Stephen Zack: "Our profession has to mirror our society" or it will lose credibility.
Photo by Jayms Ramirez

When Stephen N. Zack gazed out over the expanse of the ABA House of Delegates in his first moments as the association’s new president, he couldn’t help thinking about where he was nearly 50 years ago.

“As a 14-year-old in 1961, when I was fleeing Cuba with my family and we were taken off a plane by the G2—the Cuban equivalent of the KGB—and put in a cell, the last thing I could have imagined was a day like today,” Zack said. The son of a Cuban mother and a father whose family roots were in Russia, Zack was installed as ABA president at the close of the association’s annual meeting in San Francisco in August. He is the first Hispanic American to hold that post.

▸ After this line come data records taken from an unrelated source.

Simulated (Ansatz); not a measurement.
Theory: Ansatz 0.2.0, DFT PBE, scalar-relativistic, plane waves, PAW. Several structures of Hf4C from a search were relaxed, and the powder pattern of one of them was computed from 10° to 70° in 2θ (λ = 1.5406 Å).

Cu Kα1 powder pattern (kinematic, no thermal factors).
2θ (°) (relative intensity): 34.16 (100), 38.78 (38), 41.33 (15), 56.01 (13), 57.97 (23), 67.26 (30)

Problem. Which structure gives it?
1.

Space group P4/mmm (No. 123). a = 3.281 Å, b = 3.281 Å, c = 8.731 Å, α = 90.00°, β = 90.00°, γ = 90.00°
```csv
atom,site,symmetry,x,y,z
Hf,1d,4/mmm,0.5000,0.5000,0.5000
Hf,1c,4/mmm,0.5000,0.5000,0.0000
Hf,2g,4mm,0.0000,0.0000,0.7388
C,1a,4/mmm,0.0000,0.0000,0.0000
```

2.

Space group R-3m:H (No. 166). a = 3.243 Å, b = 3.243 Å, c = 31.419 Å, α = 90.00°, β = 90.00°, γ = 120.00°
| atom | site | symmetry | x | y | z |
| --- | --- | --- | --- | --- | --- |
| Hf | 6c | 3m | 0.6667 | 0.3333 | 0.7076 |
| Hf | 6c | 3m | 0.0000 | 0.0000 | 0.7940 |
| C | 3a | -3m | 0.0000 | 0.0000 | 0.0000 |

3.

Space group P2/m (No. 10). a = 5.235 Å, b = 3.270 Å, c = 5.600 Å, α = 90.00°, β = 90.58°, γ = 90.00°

What he learned, Zack said in remarks to the House and in a follow-up interview with the ABA Journal, was that “the loss of liberty is not theoretical. When you have to leave your home, it’s real.” And, he said, just as his family lost its liberty in Cuba under the Castro regime, “we today are under the same attack against our justice system. We are fighting to establish the rule of law around the world, and we are in danger of losing it here in the United States.”

Those concerns are at the heart of a presidential agenda that Zack, who is administrative partner in the Miami office of Boies, Schiller & Flexner, outlined in his speech to the House. For his term as association president, which ends at the close of next year’s ABA Annual Meeting in Toronto, Zack proposed four initiatives:

• A Task Force on the Preservation of the Justice System will be co-chaired by David Boies of Armonk, N.Y., who is the chairman of Boies, Schiller & Flexner, and former U.S. Solicitor General Theodore B. Olson, a partner at Gibson, Dunn & Crutcher in Washington, D.C. Financial pressures are causing severe cutbacks in court operations, said Zack. As a result, “the potential to lose the rule of law in our country is very real,” he warned. The task force will focus on how the recession is affecting access to justice in American courts.

• Zack is creating the American Bar Academy to teach civics to high school students as part of an effort to make civics education a national priority. “Without people understanding their obligations, rights are meaningless,” said Zack. “We have to re-engage our children, but also ourselves, to civics.” The co-chairs for this effort are Paulette Brown, a partner at Edwards Angell Palmer & Dodge in Madison, N.J., and Marna S. Tucker, senior partner at Feldesman Tucker Leifer Fidell in Washington, D.C.

• Zack also is creating a Commission on Hispanic Legal Rights to identify legal barriers to full participation in the U.S. justice system by the nation’s largest and fastest-growing minority group. “We must fully integrate Hispanics into our profession and our society,” Zack said. In particular, he said, “our profession has to mirror our society. If it doesn’t, it will lose credibility with the public.” The commission will be headed by Cesar L. Alvarez of Miami, executive chairman of Greenberg Traurig, and musician Emilio Estefan.

• Finally, the Special Committee on Disaster Response and Preparedness will focus on how courts and the organized bar can prepare in advance to respond to disasters. Zack noted that, after Hurricane Katrina, thousands of lawyers volunteered to go to Louisiana to help out, but the state’s courts turned them away, claiming that they would be engaging in unauthorized practice of law as attorneys unlicensed in the state.

Since then, courts of 18 states have passed a “Katrina rule” that would allow for such pro bono work during times of disaster. Zack also said the legal profession must be prepared to respond to government actions to restrict individual rights in the wake of terrorist attacks and other manmade disasters. “We need to talk about those things, think about those things,” he said. “Otherwise, when it happens, it’ll be too late to respond.”

In addition to these initiatives, Zack will be dealing with other ongoing issues as they reach critical stages, including the ABA’s efforts to rebuild membership numbers, and to address the challenges of globalization and technology (primarily through the work of the Ethics 20/20 Commission created by his predecessor, Carolyn B. Lamm of Washington, D.C.). On both issues, recommendations may reach the House during Zack’s watch.


Correction

In the print version and initial online version of "Stephen Zack's Long Journey to the ABA Presidency," September, misidentified the honorary chair of the Commission on Hispanic Legal Rights and Responsibilities. He is musician Emilio Estefan, not actor Emilio Estevez.